# The impact of the last match 

The analysis is made to see what is the chance of winning if the club won the previous match.

Analysis made on the basis of data from the "football" database.\
Notebook shows the usefulness of the collected data in the ETL process and presents an example of its usage.

### Import packeges

In [102]:
import pandas as pd
import numpy as np
import sys

sys.path.append('../')

from data.custom_functions import postgres_func as pf

import warnings
warnings.filterwarnings('ignore')

### Create connection and get data by sql

In [103]:
conn = pf.create_connection()
cur = conn.cursor()
cur.execute(
'''
    select 
        c.club_name as home_club
        ,d.club_name as away_club
        ,m.who_win
        ,matchday
    from football.match_stats m
    left join football.clubs c
    on m.home_id = c.club_id
    left join football.clubs d
    on m.away_id = d.club_id
''')

df = pd.DataFrame(cur.fetchall(), columns=['home_club', 'away_club', 'who_win', 'matchday'])
conn.close()


### Transform data and create statistics

In [106]:
df = df.drop(df[df['who_win'] == 'err'].index)
df_waw = pd.DataFrame(columns=('club', 'perc_waw'))
clubs = df['home_club'].unique()

for club in clubs:
    df_club = df[(df['home_club'] == club) | (df['away_club'] == club)]

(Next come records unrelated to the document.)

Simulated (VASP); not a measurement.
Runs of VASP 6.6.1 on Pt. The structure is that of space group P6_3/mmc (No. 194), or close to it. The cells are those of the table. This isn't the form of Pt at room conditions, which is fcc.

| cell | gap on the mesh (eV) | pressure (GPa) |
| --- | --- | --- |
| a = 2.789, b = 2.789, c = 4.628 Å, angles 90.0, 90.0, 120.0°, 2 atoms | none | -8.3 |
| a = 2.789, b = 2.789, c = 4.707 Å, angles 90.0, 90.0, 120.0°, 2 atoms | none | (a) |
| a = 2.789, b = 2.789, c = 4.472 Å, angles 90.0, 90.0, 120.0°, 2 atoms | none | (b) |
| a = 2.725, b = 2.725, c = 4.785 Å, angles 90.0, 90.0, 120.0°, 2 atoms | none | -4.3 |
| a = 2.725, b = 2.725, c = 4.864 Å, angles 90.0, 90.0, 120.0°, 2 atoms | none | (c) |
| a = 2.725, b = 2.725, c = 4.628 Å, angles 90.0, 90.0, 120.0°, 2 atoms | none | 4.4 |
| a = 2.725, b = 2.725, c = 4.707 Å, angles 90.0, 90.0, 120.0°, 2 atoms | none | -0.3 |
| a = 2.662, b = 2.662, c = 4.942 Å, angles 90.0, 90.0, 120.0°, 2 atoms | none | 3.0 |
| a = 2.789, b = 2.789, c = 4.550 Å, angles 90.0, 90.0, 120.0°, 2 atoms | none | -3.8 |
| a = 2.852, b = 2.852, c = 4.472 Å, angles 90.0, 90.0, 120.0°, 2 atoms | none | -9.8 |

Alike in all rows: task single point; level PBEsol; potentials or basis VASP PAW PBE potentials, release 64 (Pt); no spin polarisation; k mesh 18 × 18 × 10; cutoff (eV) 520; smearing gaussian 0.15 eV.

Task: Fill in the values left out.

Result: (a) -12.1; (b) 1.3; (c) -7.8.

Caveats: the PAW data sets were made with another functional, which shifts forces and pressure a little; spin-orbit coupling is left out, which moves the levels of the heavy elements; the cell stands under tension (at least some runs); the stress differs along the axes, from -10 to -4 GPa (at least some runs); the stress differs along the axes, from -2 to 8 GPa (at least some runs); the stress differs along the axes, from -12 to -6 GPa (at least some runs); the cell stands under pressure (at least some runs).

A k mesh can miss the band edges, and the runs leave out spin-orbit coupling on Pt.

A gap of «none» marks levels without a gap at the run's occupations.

    df_club.loc[(df['home_club'] == club) & (df['who_win'] == 'home'), 'win'] = 1
    df_club.loc[(df['away_club'] == club) & (df['who_win'] == 'away'), 'win'] = 1
    df_club['win'] = df_club['win'].fillna(0)

    df_club['win'] = df_club['win'].astype('int')
    df_club = df_club.sort_values(by='matchday')

    all_matches = len(df_club)
    win_after_win = 0

    for i, (_, row) in enumerate(df_club.iterrows()):
        if i == 0:
            last_row = row
            continue
        
        new_row = row

        if new_row['win'] == 1 and last_row['win'] == 1:
            win_after_win += 1
        
        last_row = row
    
    win_after_win_perc = round(100*win_after_win/all_matches, 2)

    df_waw = df_waw._append({'club': club, 'perc_waw': win_after_win_perc}, ignore_index=True)

df_waw = df_waw.sort_values(by='perc_waw', ascending=False)

### Results

In [107]:
df_waw # perc_waw -> winning percentage after winning

Unnamed: 0,club,perc_waw
0,Liverpool,47.13
15,Manchester City,46.82
10,Arsenal,31.43
9,Manchester United,22.73
7,Tottenham,22.41
13,Chelsea,19.54
8,Newcastle,17.24
5,Leicester,17.11
11,Aston Villa,14.29
1,West Ham,13.79


In [108]:
perc = df_waw['perc_waw'].mean()
print('Avarage chance of winning if club won last match:')
print(str(round(perc)) + '%')

Avarage chance of winning if club won last match:
14%